Book Review: The Story of My Teeth
As you read Valeria Luiselli’s The Story of My Teeth, you might find yourself laughing, or gagging, or rolling your eyes. This unclassifiable book tells of the life of Gustavo “Highway” Sánchez Sánchez, the self-proclaimed best auctioneer in the world, and a great collector of teeth and their stories. In the first lines of the book Highway declares that he can impersonate Janis Joplin after two drinks, count to eight in Japanese, and float on his back; then he asserts that the book is actually a treatise about collectibles and radical recycling. Is this a joke? Of course it is, a preposterous, rambunctious, postmodern, pastiche-like kind of joke. And a very funny one.
The book was first conceived as the text for a contemporary art catalogue for the Jumex Collection, possibly the largest private collection of contemporary art in Mexico and Latin America. But also part of Jumex is a juice plant in the industrial town of Ecatepec, just outside Mexico City, and the Luiselli writes that the catalogue morphed into a book about a character from that town to be read by the workers of the factory.

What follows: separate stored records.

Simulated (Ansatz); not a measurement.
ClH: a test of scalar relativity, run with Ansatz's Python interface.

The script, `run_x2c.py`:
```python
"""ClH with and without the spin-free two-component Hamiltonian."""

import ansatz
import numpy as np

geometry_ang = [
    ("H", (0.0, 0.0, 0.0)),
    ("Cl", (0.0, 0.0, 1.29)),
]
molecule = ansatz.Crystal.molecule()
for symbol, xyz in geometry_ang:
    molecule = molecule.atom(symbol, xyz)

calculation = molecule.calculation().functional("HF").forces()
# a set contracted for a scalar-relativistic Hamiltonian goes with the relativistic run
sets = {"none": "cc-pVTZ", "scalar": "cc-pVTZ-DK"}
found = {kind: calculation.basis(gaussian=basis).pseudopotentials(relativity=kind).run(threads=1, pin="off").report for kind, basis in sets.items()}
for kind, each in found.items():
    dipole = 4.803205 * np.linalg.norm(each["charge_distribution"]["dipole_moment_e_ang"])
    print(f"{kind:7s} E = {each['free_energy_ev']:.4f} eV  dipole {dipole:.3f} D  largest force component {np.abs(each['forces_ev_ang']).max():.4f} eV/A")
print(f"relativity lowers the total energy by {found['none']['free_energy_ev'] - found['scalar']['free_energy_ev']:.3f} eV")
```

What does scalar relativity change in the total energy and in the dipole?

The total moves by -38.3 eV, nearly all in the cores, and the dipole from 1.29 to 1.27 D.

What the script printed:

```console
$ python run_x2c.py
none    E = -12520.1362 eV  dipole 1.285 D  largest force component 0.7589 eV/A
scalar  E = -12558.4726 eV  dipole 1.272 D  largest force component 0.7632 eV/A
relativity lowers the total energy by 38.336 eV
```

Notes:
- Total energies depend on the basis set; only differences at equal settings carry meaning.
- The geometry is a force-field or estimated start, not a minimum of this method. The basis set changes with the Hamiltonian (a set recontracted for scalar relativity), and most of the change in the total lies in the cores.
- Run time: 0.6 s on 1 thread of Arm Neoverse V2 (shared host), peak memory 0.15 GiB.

The novel probably amused the juice factory workers by making fun of every imaginable character in Mexico (including Luiselli and her husband, the Mexican writer Álvaro Enrigue). The book might also have been an attempt to “carnivalize” the world, to turn it upside down by gently ridiculing the tastes in art of the owners and visitors of the Jumex collection (teeth, cranes, sharks in formaldehyde, anyone?). Now the rest of the world can be likewise charmed.
Highway is a trickster who since childhood has deceived with words, both in auctions and in literature. He swears that he was so ugly that his father made every human effort to get rid of him, unlike his mother, a woman used to accepting failure as a form of destiny. What is an outcast like Highway to do? He first gets a job as a security guard in a juice factory in Ecatepec, a playful homage to Luiselli’s original audience.
Somehow Highway finds himself becoming a contemporary dancer, fathering a boy named Ratzinger, and working as a masseur, as a bike repair guy, and as an ice cream vendor outside a bookstore. Finally he discovers his calling as an auctioneer. That will be his ticket to save money and replace his horrible, crooked teeth.
Reading Luiselli’s book in Spanish and in English (in Christina MacSweeney’s translation) makes quite a different impact on the reader. In the Spanish version, released in 2013, the complete title fills an entire page, with the following extended version of the title including all the playful ungrammaticalities:
The Story of My Teeth. A novel series written by Valeria Luiselli Which contains the hyperbolics, parabolics, ellipticals, allegoricals, and circular life perambulations of Gustavo Sánchez Sánchez Carretera. (La Historia de mis Dientes. Una novela en entregas escrita por Valeria Luiselli Que contiene las parabólicas, hiperbólicas, elípticas, alegóricas, y perambulaciones circulares de vida de Gustavo Sánchez Sánchez Carretera.)
The page was designed using embellished capital letters, roman numerals and lax capitalization rules, mocking the style of Renaissance typography. The result creates a sort of family resemblance between The Story of My Teeth and early comic works such as The Life of Lazarillo de Tormes and of His Fortunes and Adversities, or The Five Books of the Lives, Heroic Deeds and Sayings of Gargantua and His Son Pantagruel, or The Comical History of the States and Empires of the Moon… you get the idea.
Also absent in the English version is a page of genealogy, with the names and photos of the extended Sánchez family: James Sánchez Joyce, Miguel Sánchez Foucault, Juan Pablo Sánchez Sartre… the portraits correspond to the actual writers and philosophers, with at least two exceptions: Highway is represented by the Mexican singer José María Napoleón, and his wife is represented by the English singer Jeanette, both very popular in Mexico in the early nineteen eighties.
Luiselli’s book is often hilarious, witty, wry, cynical and mean in a good, iconoclastic way (maybe too iconoclastic). There is a passage, for instance, where Highway gleefully bulldozes four cultural institutions in Mexico: the Nicaraguan modernist poet Rubén Darío along with his delicate book Azul, the Spanish writer Miguel de Unamuno, and the venerable Mexican National Educational Radio. In the Spanish version Luiselli describes Azul, somehow transformed into Rubén Dario’s wife, as being something of a simpleton (“La esposa de Rubén Darío, Azul, tenía un ligero retraso mental. No era fea pero tenía cara de simple y risa de simple“). The lines are simply cut from the English version, which begins as follows:
Azul would generally be lying in the bed in her underwear, with Mr. Unamuno all over her. Mr. Unamuno was a pigeon-chested old codger who had a program on public radio. His show always opened with the same line: “This is Unamuno: modestly depressed, engagingly eclectic, and sentimentally political.” Idiot.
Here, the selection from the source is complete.